This course is divided into three parts.

Module 1: Fundamental Big Data Engineering

This part explores introductory topics pertaining to the field of developing data processing solutions-data engineering-in the context of Big Data environments. Specifically it covers concepts, techniques and technologies related to the processing and storage of Big Data datasets including MapReduce and NoSQL. It highlights the unique challenges faced when processing and storing Big Data datasets and further introduces the main components of Hadoop-the de-facto platform for data processing and data storage within Big Data environments. The following primary topics are covered:

  • Big Data Engineering - Big Data Engineering Challenges

  • Big Data Storage Terminologies (including sharding, replication, CAP theorem, ACID, BASE)

  • Big Data Storage Requirements

  • On-Disk Storage (including distributed file system - databases)

  • Introduction to NoSQL - NewSQL

  • NoSQL Rationale - Characteristics

  • NoSQL Database Types (including key-value, document, column-family and graph databases)

  • Big Data Processing Requirements

  • Big Data Processing (including batch mode and realtime mode)

  • Introduction to MapReduce for Big Data Processing (batch mode)

  • MapReduce Explained (including map, combine, partition, shuffle and sort, and reduce)

Module 2: Advanced Big Data Engineering

The second module builds upon the first part by exploring advanced topics pertaining to the storage and processing of Big Data datasets. Specifically it covers advanced Big Data engineering mechanisms, in-memory data storage and realtime data processing. It presents further considerations for developing MapReduce algorithms and also introduces the Bulk Synchronous Parallel (BSP) processing engine, along with a discussion of graph data processing. The Big Data mechanisms required for developing Big Data pipelines, its stages and the design process involved in developing Big Data processing solutions are also explored. The following primary topics are covered:

  • Advanced Big Data Engineering Mechanisms (including serialization & compression engines)
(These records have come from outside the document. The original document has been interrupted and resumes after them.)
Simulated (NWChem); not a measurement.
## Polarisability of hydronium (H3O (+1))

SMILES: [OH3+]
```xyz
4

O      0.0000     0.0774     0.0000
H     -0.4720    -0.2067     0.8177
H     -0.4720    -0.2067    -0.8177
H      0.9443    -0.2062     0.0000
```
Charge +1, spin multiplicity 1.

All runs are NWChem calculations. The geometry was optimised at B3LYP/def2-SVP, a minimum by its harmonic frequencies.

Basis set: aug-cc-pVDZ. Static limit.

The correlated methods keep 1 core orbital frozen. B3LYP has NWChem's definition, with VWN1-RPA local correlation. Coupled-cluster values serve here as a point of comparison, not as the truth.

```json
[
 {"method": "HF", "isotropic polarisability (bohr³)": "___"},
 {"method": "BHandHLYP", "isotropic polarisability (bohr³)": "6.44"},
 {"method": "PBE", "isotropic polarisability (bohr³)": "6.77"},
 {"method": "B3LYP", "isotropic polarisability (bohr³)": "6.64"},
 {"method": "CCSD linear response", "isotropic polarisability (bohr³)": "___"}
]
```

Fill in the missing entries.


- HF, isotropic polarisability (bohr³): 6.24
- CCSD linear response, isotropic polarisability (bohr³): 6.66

  • In-Memory Storage Devices, In-Memory Data Grids & In-Memory Databases

  • Read-Through, Read-Ahead, Write-Through & Write-Behind Integration Approaches

  • Polyglot Persistence (including Explanation, Issues & Recommendations)

  • Realtime Big Data Processing Concepts (including Speed Consistency Volume (SCV), Event Stream Processing (ESP) & Complex Event Processing (CEP))

  • General Realtime Big Data Processing & Realtime Big Data Processing & MapReduce

  • Advanced MapReduce Algorithm Design

  • Bulk Synchronous Parallel (BSP) Processing Engine & BSP vs. MapReduce

  • Graph Data & Graph Data Processing using BSP

  • Big Data Pipelines (including Definition and Stages)

  • Big Data with Extract-Load-Transform (ELT)

  • Big Data Solutions (including Characteristics, Design Considerations & Design Process)

Module 3: Big Data Engineering Lab

This course module covers a series of exercises and problems designed to test the participant's ability to apply knowledge of topics covered previously in course modules 7 and 8. Completing this lab will help highlight areas that require further attention, and will further prove hands-on proficiency in Big Data engineering practices as they are applied and combined to solve real-world problems.

As a hands-on lab, this course incorporates a set of detailed exercises that require participants to solve various inter-related problems, with the goal of fostering a comprehensive understanding of how different data engineering technologies, mechanisms and techniques can be applied to solve problems in Big Data environments.

For instructor-led delivery of this lab course, the Certified Trainer works closely with participants to ensure that all exercises are carried out completely and accurately. Attendees can voluntarily have exercises reviewed and graded as part of the class completion.